Tim and John want to find the width of body of water.
They stand on opposite sides. John holds the mirror above his head. Tim holds a flashlight above his head and aims it at a spot between the water so that it reflects off into Tim's mirror. They know the following properties of light:
- 1) Light travels on the path that minimizes time
- 2) The shortest path between two points is a line that connects them
- 3) The speed of light = $v$
They know their heights, and Tim knows the angle he is aiming is flashlight at.
Find the width of the body of water.
Note: do not use angle of reflection = angle of incidence.

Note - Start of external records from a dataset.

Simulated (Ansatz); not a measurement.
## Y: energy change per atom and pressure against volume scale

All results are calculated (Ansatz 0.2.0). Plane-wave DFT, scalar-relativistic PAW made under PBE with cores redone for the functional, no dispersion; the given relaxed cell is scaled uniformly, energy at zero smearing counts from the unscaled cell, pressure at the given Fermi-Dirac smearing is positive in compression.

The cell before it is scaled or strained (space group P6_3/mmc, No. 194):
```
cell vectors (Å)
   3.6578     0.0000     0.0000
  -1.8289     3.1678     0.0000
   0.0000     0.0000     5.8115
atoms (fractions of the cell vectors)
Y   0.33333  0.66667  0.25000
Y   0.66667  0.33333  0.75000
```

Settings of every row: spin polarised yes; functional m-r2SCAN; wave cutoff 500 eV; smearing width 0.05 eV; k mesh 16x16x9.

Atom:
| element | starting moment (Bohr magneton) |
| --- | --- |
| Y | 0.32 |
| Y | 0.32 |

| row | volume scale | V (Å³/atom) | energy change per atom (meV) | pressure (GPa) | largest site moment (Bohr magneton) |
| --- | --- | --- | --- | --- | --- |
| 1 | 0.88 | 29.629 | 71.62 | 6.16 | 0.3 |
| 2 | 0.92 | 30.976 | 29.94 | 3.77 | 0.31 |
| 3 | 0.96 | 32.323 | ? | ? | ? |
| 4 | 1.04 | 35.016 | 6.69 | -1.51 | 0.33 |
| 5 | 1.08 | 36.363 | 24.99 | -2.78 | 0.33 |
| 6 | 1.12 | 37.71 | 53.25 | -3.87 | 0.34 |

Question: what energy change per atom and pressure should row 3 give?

Hint: If you do not use calculus and all 3 properties, you are missing something.
Best Answer
Let $T$ be the point where Tim holds the flashlight. Let $J$ be John's mirror. Suppose the light reflects on the water at $P$. Let $T$ be a height $h$ above the ground and let $T′$ be the same distance below the ground (so that $TT'$ is perpendicular to the ground which it meets at $F$, its midpoint).
By (1) $TP+PJ$ must be minimised. But $TP=T′P$, so $T′P+PJ$ must be minimised and hence by 2) $P$ must lie on the straight line $T′J$.
[By definition $TF=FT′$ and $\angle PFT=\angle PFT′=90^\circ$. So the triangles $PFT,PFT′$ are congruent. So $TP=T′P$.]
So if Tim is aiming his flashlight at an angle $\alpha$ below the horizontal, we have that the width is $(h+h')$ cot $\alpha$, where $h'$ is the height of John's mirror above the ground.
The minimisation approach is known as Fermat's Principle. There is a good discussion of it in Feynman's Lectures on Physics.